Maximize Magic Beans: Solve the 2 Bag Challenge!

[scalpmaster]

You have 2 bags of beans containing 10 beans each. In each bag, there 3 magic beans. How do you maximize the number of magic beans selected if you are allowed to pick 10 beans out of the 20 altogether? You can mix them if you want and do anything you want but cannot draw one at a time from each bag.
I.e. If you do not mix the bags and just pick anyone bag, you know you will get a minimum of 3 magic beans out of 10 but can you achieve more?
This is not a homework.

 

[scalpmaster]

This portfolio managment problem is related to picking the best 3 performing stocks from 2 different sectors. The problem is you won't know which 6 will perform best until end of the year but you are allowed to pick 10 from 20 and you want the portfolio to include as close to all 6 best as possible. Is there a way to optimize the selection process?
i.e. You can't draw one at a time to see if it is normal or not and then pick another from the other bag because you will only know whether it is a good stock at the end of the year.

 

[Stephen Tashi]

Are we allowed to use a "sequential decision process"? For example, on the first draw, pick a bean from bag A, if it is magic then draw the second bean from bag B. If not, draw the second bean from bag A. To define this strategy we would have to define what to do for the third, fourth... tenth draw and consider all possible sequences of results.

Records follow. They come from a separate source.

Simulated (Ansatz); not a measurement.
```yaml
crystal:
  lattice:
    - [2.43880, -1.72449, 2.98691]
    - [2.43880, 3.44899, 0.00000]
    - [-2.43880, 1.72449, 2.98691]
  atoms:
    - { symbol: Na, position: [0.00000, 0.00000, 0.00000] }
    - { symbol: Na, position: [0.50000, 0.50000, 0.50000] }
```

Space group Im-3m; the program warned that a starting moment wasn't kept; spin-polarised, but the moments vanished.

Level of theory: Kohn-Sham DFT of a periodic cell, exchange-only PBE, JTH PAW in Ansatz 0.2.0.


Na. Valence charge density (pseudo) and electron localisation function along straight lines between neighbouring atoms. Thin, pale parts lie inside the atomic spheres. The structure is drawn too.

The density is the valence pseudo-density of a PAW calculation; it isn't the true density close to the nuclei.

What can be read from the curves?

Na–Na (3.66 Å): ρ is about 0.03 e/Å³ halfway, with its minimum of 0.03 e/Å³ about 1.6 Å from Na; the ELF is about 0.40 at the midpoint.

We also should define what "optimize" means. The optimum strategy for maximizing the expected number of beans drawn might have a high variance. As you pointed out, we can guarantee getting 3 beans (with zero variance) by picking all ten draws from one bag.

 

[scalpmaster]

Are we allowed to use a "sequential decision process"? For example, on the first draw, pick a bean from bag A, if it is magic then draw the second bean from bag B. If not, draw the second bean from bag A. To define this strategy we would have to define what to do for the third, fourth... tenth draw and consider all possible sequences of results.

We also should define what "optimize" means. The optimum strategy for maximizing the expected number of beans drawn might have a high variance. As you pointed out, we can guarantee getting 3 beans (with zero variance) by picking all ten draws from one bag.

No, you can't pick one at a time from each bag because you won't know its magic/good stock until end of the year. You have to select 10 stocks simultaneously out of 20 and optimize the selection process to trap if possible all 6 best performing stocks out of 10.

 

[Stephen Tashi]

OK, I understand that. This still leaves open the question of what "optimize" means.

 

[scalpmaster]

OK, I understand that. This still leaves open the question of what "optimize" means.

lower variance.

 

[Stephen Tashi]

lower variance.

Really? Or do you mean that if two strategies give the same expected number of magic beans then the one with lower variance is defined as better?

Or are we assuming that the expected number of magic beans produced by any imaginable strategy is 3?

 

[scalpmaster]

Really? Or do you mean that if two strategies give the same expected number of magic beans then the one with lower variance is defined as better?Or are we assuming that the expected number of magic beans produced by any imaginable strategy is 3?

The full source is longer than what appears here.